Sunday 24 March 2019

The Chronicle of an Undeception

By Michael Bauman [1]

The Tragic Vision of Life

I confess to believing at one time nearly all the pervasive and persistent fantasies of the sixties. As in Joni Mitchell’s anthem for the Woodstock nation, I thought all I had to do was “get back to the land to set my soul free.” I thought that flowers had power, that love could be free, and that the system was to blame. By 1968, I had the whole world figured out. I knew the cause of every evil—America—and I knew the solution to every problem—freedom and tolerance.

If the truth be told, of course, I knew nothing, at least nothing worth knowing. I knew how to posture, but not how to stand. I knew how to protest, but not how to protect. I knew how to work up an impressive case of moral outrage, but I didn’t know morality. I knew about peace, but I didn’t know enough to fight for it. I knew about self-indulgence, self-preservation, self-esteem, and self-expression, but I didn’t know about self-sacrifice and self-control.

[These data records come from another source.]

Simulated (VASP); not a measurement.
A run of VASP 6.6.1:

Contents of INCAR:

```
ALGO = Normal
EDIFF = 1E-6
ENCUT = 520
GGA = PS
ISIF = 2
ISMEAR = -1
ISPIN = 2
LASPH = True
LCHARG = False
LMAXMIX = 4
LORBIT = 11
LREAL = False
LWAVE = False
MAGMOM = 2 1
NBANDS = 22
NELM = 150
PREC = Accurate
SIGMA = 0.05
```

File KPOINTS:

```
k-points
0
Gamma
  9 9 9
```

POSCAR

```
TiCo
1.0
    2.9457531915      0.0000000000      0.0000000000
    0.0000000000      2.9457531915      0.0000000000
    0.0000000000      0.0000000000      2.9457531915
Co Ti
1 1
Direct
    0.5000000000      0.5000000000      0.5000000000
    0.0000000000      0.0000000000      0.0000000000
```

Worse still, I didn’t even know myself. I didn’t know what Socrates knew about me—that I entered this world in a state of total and seamless ignorance, and that my ignorance could never be breached as long as I remained blissfully unaware of it. I didn’t know what St. Augustine knew about me—that the well of my soul was poisoned, and that whatever was down in the well would come up in the bucket. St. Augustine also knew this about my soul: No matter how hard it tried, no matter where it looked, it could never find its rest anywhere but in God. I didn’t know what Edmund Burke knew about—that no government could fix what ailed me, either by the things it did or by the things it did not. The most any state could do was to help protect me from myself and from others.

Most importantly, however, I did not know that I was Everyman. When I learned that, I stopped being a liberal.

Like almost all dissidents of my generation, I was a protestor without a plan and a visionary without a vision. I had not yet learned that you see only what you are able to see, and I was able to see only the egalitarian, relativistic, self-indulgent, superstitions of the secular, wayward, left. Please do not think that this was simply a case of prelapsarian innocence. It was not. It was ignorance and it was evil, although I would have denied it at the time.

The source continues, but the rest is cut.